Cipaille or Cipate, a Layered Meat Pie, is a Québécoise classic dish, much beloved throughout the province. The flavor is deep and rich. The term fundamentally means that you don’t care what you put into the pie. This is rustic cooking based from Canada’s French roots, when meat was hunted and stored.
- 2 pounds boneless pheasant, duck or chicken meat
- 2 pounds lean venison or beef
- 2 pounds lean pork
- 4 medium onions, coarsely chopped
- 1/4 pound salt pork, thinly sliced
- 2 Cups potatoes, peeled and cubed
- 1 teaspoon salt
- 1/2 teaspoon ground black pepper
- 1/4 teaspoon mixed ground cloves, nutmeg, cinnamon, allspice
- 2 Cups chicken stock (approximate)
- 1 short crust pie dough (recipe follows)
- 2 eggs
- 1⁄2 teaspoon salt
- 1 Cup water
- 2 Cups all-purpose flour
- 3⁄4 Cup vegetable shortening or lard
- In a bowl, beat the eggs with the salt and water.
- In another bowl, mix all purpose flour with vegetable shortening, until mixture resembles coarse meal.
- Stir liquid in with two knifes, until the dough gathers into ball.
- Cover and chill dough for an hour.
- Cut chicken, beef and pork into 1 inch cubes and place in a large bowl. Combine with onions; cover and refrigerate for at least 12 hours or overnight.
- Arrange salt pork evenly in the bottom of a 3 quart casserole, preferably cast iron with a cover. Layer with 1/3 of the meat mixture and 1/3 of the potatoes; season with 1/3 of salt, pepper and spices.
- Roll out half of the pastry slightly thicker than for a normal pie and arrange on the potato layer, cutting a small hole in the centre.

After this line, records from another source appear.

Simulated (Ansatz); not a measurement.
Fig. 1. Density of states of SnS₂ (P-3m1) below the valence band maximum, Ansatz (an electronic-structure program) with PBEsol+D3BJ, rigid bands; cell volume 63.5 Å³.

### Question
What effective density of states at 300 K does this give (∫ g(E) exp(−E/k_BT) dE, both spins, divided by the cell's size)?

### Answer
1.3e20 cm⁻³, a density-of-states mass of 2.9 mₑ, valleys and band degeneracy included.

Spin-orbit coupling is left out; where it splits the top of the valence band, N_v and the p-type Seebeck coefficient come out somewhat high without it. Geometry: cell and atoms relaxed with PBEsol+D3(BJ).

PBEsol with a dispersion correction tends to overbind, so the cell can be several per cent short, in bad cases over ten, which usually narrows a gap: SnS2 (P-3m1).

- Repeat with 2 more layers of meat and potatoes seasoned with salt, pepper and spices. Cover with remaining pastry, cutting a small hole in the centre.
- Slowly add enough chicken stock through the hole until liquid appears. Cover dish and bake in a preheated 400 degree F oven for 45 minutes or until liquid simmers.
- Reduce temperature to 250 degrees F and continue to bake, covered, for 5 to 6 hours more or until top crust is a rich golden brown.